07.03.23
The festival will take place between 21 and 28 April at the Victoria Eugenia, the main setting for the event, and the Teatro Principal, as well as other venues around the city. This year there will be a short special series at Tabakalera, Film and Memory, comprising three films spotlighting the power of images to generate History, Politics and/or Awareness. New works will be featured by Rithy Panh (Everything Will Be OK) and Mark Cousins (The March on Rome), along with the Sahrawi film Wanibik.
FILM AND MEMORY (Tabakalera)
If animals were in power, would they base their behaviour on that of humans? Would they engage in savage consumption, to the point of destroying their environment? Would they repeat the same mistakes? Would they have the same thirst for power, the same cruelty? Would they choose to govern by demagoguery, terror and totalitarianism? Would they dedicate themselves to art and cinema, or focus everything on survival? Would they live side-by-side with the "old ones" (humans), or enslave them? Would they have the will and strength to resist their inclinations towards Evil? Would they show empathy towards the other creatures with which they share the planet?

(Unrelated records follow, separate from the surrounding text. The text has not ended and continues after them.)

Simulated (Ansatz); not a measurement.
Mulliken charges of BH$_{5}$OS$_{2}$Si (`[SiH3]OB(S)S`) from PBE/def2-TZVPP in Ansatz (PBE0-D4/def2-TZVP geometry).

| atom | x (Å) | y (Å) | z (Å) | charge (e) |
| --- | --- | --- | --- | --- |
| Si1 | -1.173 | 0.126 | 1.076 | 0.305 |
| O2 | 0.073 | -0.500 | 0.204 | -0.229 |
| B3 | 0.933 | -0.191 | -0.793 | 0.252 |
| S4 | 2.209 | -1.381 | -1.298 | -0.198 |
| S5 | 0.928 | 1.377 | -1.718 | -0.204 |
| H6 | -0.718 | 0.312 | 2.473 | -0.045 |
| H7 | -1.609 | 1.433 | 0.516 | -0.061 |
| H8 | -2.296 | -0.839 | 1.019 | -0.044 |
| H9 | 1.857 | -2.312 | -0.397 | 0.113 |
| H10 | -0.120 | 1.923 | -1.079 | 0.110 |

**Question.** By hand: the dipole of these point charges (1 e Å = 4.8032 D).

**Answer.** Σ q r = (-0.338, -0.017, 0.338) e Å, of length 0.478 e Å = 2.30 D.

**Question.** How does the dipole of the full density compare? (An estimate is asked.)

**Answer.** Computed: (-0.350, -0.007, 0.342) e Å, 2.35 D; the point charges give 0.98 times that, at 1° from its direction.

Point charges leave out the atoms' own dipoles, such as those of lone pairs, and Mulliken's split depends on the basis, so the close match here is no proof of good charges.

Through a very seldom seen archive and with his characteristic style of cinematographic analysis, Mark Cousins recounts the rise of Fascism in Italy, and its subsequent spread across Europe in the 1930s. A film essay and historical document at the same time, in which Cousins contextualises history and the present, holding a mirror up to a political landscape that reflects a horrific far right and manipulated media.
Following the resumption on 13 November 2020 of the war against Moroccan occupation, a group of students from the Western Sahara film school shoot their graduation film, and choose the Wall of Shame as the central theme of the project, amid suffering, struggle, determination and resistance.